Cultural Careers Council Ontario - workinculture.ca

History

Since the 1970s there has been a phenomenal growth in the Canadian cultural sector. New technologies and changing economic and social conditions have meant rapid change in the creative and working environment. The sector's ability to find and retain creative, skilled workers has become vitally important.

Since the early 1990s, arts service organizations, cultural industry associations, artists' unions and others have been meeting to discuss human resource issues within the cultural sector, primarily issues pertaining to training.

In the early 1990s, when the Ontario government created the Ontario Training and Adjustment Board (OTAB) to play an advisory role on labour market issues, it called for sectoral councils to be created in each major area of the economy. This group fought for the recognition of the cultural industries at OTAB, and became the Ontario Sectoral Council for Culture (OSCC). A needs assessment conducted by OSCC in 1993, followed by the 1994 report 'The Business of Culture,' indicated that training was a significant human resources issue for the sector.

At the same time, the Canadian Conference of the Arts was working on a similar agenda at the national level, and influenced the policies of the Canada Employment and Immigration Commission so that policies became more relevant to the particular circumstances of the cultural sector. Eventually, the Cultural Human Resources Council emerged as a separate organization which continues to work at the national level.

A change of government in Ontario led to the dissolution of OTAB. But the federal government, which had long supported labour adjustment and training programs in all provinces, was preparing to devolve those responsibilities to the provinces. At a time when governments were reducing or eliminating support for training, and the responsibilities that would remain were shifting between governments, it became even more important for the OSCC to strengthen its role for the sector.

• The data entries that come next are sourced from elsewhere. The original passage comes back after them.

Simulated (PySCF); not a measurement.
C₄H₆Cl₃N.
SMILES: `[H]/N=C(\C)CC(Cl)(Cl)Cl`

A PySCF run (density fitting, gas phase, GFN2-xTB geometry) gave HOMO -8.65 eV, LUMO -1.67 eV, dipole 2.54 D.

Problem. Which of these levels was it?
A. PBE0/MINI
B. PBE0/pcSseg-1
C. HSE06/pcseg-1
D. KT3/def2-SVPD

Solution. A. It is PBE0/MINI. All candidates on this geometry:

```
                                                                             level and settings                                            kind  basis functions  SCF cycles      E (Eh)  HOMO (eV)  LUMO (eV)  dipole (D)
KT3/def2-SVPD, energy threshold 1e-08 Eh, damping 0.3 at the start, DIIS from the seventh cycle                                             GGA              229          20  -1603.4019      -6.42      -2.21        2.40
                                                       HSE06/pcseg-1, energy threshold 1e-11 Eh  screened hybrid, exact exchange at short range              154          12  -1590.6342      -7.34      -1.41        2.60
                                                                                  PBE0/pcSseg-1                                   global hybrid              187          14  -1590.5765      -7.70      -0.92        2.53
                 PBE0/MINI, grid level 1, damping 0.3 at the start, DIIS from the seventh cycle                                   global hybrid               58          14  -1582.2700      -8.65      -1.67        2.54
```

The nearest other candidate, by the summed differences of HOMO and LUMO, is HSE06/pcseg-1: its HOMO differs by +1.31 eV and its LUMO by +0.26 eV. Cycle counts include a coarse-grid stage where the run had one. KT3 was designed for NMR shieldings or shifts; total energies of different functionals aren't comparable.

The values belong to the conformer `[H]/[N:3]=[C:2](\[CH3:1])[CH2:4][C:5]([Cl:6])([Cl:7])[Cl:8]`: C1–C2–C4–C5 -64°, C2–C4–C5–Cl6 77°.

In 1996, support through the Industrial Adjustment Services program of Human Resources Development Canada, meant that for the first time there could be paid staff at the OSCC to help move the cultural training agenda forward for Ontario. In 1997, the OSCC took its current name, Cultural Careers Council Ontario (CCCO).

In 1998, Cultural Careers Council Ontario was incorporated as a not for profit organization, with a Board of Directors and Executive Director appointed to carry out its mandate of supporting human resource and career development needs in Ontario's cultural sector.